Ms. Tatiana Gos is an international law and human rights consultant. She holds a Master of Studies in International Human Rights Law from the University of Oxford and a law degree specializing in Public International Law from the University of Buenos Aires.


Tatiana Gos “Hacienda Brasil Verde Workers v. Brazil: Slavery and Human Trafficking in the Inter-American Court of Human Rights” (OxHRH Blog, 24 April 2017) <https://ohrh.law.ox.ac.uk/hacienda-brasil-verde-workers-v-brazil-slavery-and-human-trafficking-in-the-inter-american-court-of-human-rights/> [Date of access]

The Inter-American Court has handed down its first judgment on slavery and human trafficking, and structural discrimination based on “economic position”. The case also contributes to the Court’s jurisprudence on state responsibility for human rights abuses committed by private actors.

The case concerned the slavery-like working conditions of 85 workers, some of them children, in a privately-owned estate “Hacienda Brasil Verde”, a cattle ranch located in the State of Pará, in the north of Brazil. They were rescued in March 2000 by the Ministry of Work, following a complaint made by two workers who managed to escape the estate. The recruitment of vulnerable populations by fraud and deceit, subsequent debt bondage, inhumane working conditions and lack of freedom to leave the work place are a systemic historic problem in the Brazilian agricultural sector, of which this case is but one example.

The Court interpreted the content and scope of sections 6.1 and 6.2 of the American Convention on Human Rights and, having regard to the jurisprudence of other international tribunals, reached the following conclusions. First, slavery involves a substantial restriction of the legal personality and a contemporary definition of slavery includes both the de iure or de facto situation or condition of the victim as well as the exercise of “the powers attaching to the right of ownership” by the perpetrator. Second, the prohibition of slavery also prohibits practices similar to slavery, such as servitude. Third, the words “slave trade and traffic in women” in section 6.1 must transcend their literal meaning to protect all kinds of victims of human trafficking, as defined by the Palermo Protocol. Fourth, the threshold of slave work involves stricter elements than debt bondage and forced work, namely, situations of serious and persistent violations affecting the victim’s self-determination, where control represents an expression of property rights over the workers. Fifth, the prohibition of slavery constitutes a ius cogens norm of international law and therefore, statutes of limitation do not apply to the investigation and prosecution of such crime. Sixth, due to the complex and specific definition of the crime of slavery, the Court utilised the same reasoning it has applied to cases of enforced disappearances and considered that the crime of slavery has a “pluri-offensive” nature since it “violates multiple rights with more or less ‘intensity’ depending on the circumstances” and subsumed the analysis of other human rights violations (i.e. physical integrity, personal liberty) under section 6 of the American Convention.

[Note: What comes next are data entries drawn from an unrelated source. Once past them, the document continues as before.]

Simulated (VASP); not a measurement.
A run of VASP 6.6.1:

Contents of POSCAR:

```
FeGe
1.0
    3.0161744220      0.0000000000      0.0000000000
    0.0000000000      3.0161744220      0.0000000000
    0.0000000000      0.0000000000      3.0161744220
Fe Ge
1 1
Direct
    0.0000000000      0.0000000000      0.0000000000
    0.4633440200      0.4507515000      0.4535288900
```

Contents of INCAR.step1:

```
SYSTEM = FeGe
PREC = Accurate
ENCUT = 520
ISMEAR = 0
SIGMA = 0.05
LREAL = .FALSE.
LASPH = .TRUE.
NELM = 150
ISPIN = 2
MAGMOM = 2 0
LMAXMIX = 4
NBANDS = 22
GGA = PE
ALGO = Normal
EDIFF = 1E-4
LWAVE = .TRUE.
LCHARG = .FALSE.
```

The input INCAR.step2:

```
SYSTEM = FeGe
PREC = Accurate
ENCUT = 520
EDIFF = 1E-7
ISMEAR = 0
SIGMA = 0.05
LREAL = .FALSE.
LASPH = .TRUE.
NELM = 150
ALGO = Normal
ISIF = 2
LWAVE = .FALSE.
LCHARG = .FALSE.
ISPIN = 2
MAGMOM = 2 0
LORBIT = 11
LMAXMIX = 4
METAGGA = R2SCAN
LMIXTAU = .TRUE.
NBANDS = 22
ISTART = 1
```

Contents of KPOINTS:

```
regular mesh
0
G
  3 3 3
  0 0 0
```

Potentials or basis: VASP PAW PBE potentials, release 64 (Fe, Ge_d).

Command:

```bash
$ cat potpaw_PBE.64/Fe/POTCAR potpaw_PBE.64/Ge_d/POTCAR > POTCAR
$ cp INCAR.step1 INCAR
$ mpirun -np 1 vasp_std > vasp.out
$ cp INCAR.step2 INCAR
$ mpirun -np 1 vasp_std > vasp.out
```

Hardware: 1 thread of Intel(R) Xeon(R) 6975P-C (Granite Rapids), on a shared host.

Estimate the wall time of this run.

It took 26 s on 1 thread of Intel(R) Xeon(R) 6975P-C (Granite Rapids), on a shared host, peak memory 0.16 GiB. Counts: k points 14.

With respect to state’s obligations in relation to private actors’ abuses, the Court indicated that in cases of servitude, slavery, human trafficking and forced work, especially when it might involve children, states have an enhanced due diligence obligation to prevent and end such crimes. They must adopt comprehensive and specific measures to address potential and actual risk factors, provide an adequate legal framework and implement it effectively, strengthen institutions, immediately investigate any evidence or complaint of slavery, punish perpetrators and prevent impunity, and put in place mechanisms to protect and assist the victims, especially at-risk groups.

Finally, the Court established that the victims shared certain characteristics of “particular victimization” and vulnerability (poor, illiterate, afro-descendants and from the poorest and least developed regions in the country) which made them more prone to be recruited into slavery by means of false promises and deceit. The Court also established that the State knew about this situation of structural economic discrimination. Section 1.1 of the American Convention provides that “economic status” is an expressly prohibited ground of discrimination. The Court ruled that Brazil did not adopt appropriate measures to address the victims’ situation, thereby perpetuating the historical and structural economic discrimination.

Since the judgement’s wording is somewhat confusing, it is important that in future cases the Court further develops and deepens its analysis about situations of structural discrimination and the intersectionality of different grounds of discrimination. For example, in this case, the Court found that the shared characteristics of the victims amounted to discrimination based on their economic position, in spite of the fact that the victims in this case and most of the victims of slave work in Brazil are not only poor, but also afro-descendants. Structural racial discrimination is an important and complex problem in Brazil and other countries in the region, but this case shows that it is underdeveloped in the case law of the Court.